Weimar – Buchenwald (memorial)

Historical background

Konzentrationslager Buchenwald / Post Weimar, initially called Konzentrationslager Ettersberg, was a German concentration camp founded in Ettersberg near Weimar (Thuringia, Germany). It operated from July 1937 until the end of the war.

Nearly 240,000 people were imprisoned in the Buchenwald concentration camp, of whom at least 50,000 were killed. After the census in the spring of 1939, about 100 Gypsies were prisoners of Buchenwald and they were subjects of racial research. Immediately after Himmler approved racial research, another 600 people from Dachau as well as about 3,000 arrested in Burgerland, Austria were sent to Buchenwald.

The third batch of prisoners did not survive the winter of 1939/1940. Many Gypsies had their limbs amputated, which resulted from being exposed to frostbite during frequent arrests and additional punishments, e.g. they were flogged and forced to icy baths, long cold vigils. If they did not die, the “angel of death,” Dr. Hans Eisele or Dr. Wagner murdered them with an injection of Evipan. Most of the Roma who survived at that time were sentenced for “for extermination by work” in the quarries of the Mauthausen camp. A small portion remained in Buchenwald to be used by the camp doctor as an experimental material in typhus research in the autumn of 1942.

In April 1944, a transport of 900 Gypsy men “fit for work” arrived in Buchenwald. Those prisoners eventually ended up in KL Mittelbau-Dora and were employed in the tunnels and mines. Gypsies who were sent to other camps just before the liquidation of Zigeunerlager in Auschwitz-Birkenau, in rare cases managed to save their lives, but they did not avoid being exposed to inhuman conditions, exhaustive work, hunger, illness and – perhaps more often than others – to flogging and other harsh punishments.

In 1958 the former Buchenwald concentration camp was opened as a National Remembrance Site. After the unveiling of the Jewish memorial (on the site of the former Jewish block 22) on November 9, 1993, efforts began to commemorate the Roma and Sinti. The memorial was to stand in place of Gypsy block No. 14. In November 1994, the model of the memorial was presented to the public for the first time.
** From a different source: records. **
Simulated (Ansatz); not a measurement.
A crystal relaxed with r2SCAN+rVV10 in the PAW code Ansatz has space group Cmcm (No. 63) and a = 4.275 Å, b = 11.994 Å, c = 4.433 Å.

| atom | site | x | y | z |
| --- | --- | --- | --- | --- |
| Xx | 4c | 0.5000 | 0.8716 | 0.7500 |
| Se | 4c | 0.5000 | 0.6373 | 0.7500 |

Description of commemoration

In the area designated as the former block 14, about hundreds of low basalt columns were placed by the artist. They are irregularly distributed – more huddled in the western part, increasingly dispersed in the eastern part. According to the author, their arrangement brings anxiety, is associated with danger, drowning, symbolic destruction. Roughly cut basalt also refers to the murderous work in the Buchenwald quarries.

The 18 steles feature the engraved names of the concentration camps in which Gypsies died.

Interestingly, the memorial fits in perfectly with the whole area of ​​the Buchenwald memorial site. It is not conspicuous, it does not stand out from the surrounding area, although it makes a great impression. Visitors pay attention to its intimate nature, which everyone has to face alone.

 

Inscriptions

Texts in German, English and Romani:

“Zum Gedenken an die Sinti und Roma, die Opfer des NS-Völkermordes wurden”

(To commemorate the Sinti and Roma, victims of the National Socialists genocide)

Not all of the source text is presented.